No worries if you're welcome

My friends had the good fortune to see their hard work grow a small accounting company into a firm with more than 400 employees. Their perspicacious business savvy is outmatched only by their work ethic, faith, and commitment to family and friends. These latter values prompt the husband of this couple to insist on some rather basic standards for those employed by him and his wife.

Amid the business practices that would concern a chief executive seeking to develop business, how colleagues respond to the simple expression, “Thank you,” could appear idiosyncratic. With a rising trend where fewer and fewer people seem to say, “No worries,” concern abounds if we are ever welcome. In my friends' company, employees are oriented to speak clearly and professionally and to always say, “You’re welcome!”

From baristas to bartenders, the loss of such a standard response in our society may reveal the loss of an essential value. If we are communicating that others should not worry about our doing something for them instead of reminding them that we welcome the opportunity to help, are we dismissing their gratitude? Are we encouraging, albeit subtly, that they deserve or are entitled to the aid we offered? Or, is there some suggestion that maybe anxiety is warranted in the favor given; thus, we are now kind enough to ameliorate that worry?

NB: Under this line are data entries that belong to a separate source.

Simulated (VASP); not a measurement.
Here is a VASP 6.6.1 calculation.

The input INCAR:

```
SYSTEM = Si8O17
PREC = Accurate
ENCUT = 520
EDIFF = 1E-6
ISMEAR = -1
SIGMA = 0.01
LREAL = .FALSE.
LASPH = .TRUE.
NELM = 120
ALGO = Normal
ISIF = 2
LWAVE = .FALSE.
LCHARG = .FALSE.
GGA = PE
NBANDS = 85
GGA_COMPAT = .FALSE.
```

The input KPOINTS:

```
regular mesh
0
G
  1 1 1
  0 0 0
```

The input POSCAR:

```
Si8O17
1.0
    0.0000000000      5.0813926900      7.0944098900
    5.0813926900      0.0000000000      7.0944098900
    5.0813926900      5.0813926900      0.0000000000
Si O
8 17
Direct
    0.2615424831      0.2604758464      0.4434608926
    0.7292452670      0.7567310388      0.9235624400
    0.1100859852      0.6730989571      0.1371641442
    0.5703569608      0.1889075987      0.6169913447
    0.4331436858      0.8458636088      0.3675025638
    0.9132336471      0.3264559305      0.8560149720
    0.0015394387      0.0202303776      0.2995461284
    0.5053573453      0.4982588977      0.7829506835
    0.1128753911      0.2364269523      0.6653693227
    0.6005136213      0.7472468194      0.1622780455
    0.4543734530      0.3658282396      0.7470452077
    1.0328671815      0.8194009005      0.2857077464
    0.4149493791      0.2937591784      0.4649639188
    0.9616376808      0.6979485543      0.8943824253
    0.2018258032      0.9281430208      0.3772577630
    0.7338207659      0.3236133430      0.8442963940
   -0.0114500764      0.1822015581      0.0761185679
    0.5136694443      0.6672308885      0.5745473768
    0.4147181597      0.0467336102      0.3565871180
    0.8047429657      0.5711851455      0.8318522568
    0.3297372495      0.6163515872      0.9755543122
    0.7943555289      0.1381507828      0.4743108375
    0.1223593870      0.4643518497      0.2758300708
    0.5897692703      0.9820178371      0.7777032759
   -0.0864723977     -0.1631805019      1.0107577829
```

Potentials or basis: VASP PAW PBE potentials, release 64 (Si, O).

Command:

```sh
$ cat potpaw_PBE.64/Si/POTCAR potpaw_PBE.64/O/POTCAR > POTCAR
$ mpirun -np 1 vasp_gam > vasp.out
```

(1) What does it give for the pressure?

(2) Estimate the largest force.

Using “No worries” or “You're welcome” is hardly a crisis for our society, yet it does beckon an important spiritual question: How do we respond to grace in our lives? The Eucharist, our weekly thanksgiving meal and prayer, is where we announce to God our vast gratitude, before our sisters and brothers, for all the blessings of our lives. How do we imagine God responding to us? “You are welcome, because I love you, and I want to share my blessings with you. Come, enjoy more abundance.” Or, “No worries. It really was no big deal that my Son died for you and the world, my Spirit sustains creation, and you continue to enjoy my love despite your frequent missteps.”

The chief executive's directive to his employees is one we can follow in our spiritual lives. We can remember that our words matter; how we respond to “Thank you” gives us a chance to consider what gratitude means to us.

Yes, we are welcome. And, let's remember the final words at every Mass: “Thanks be to God!”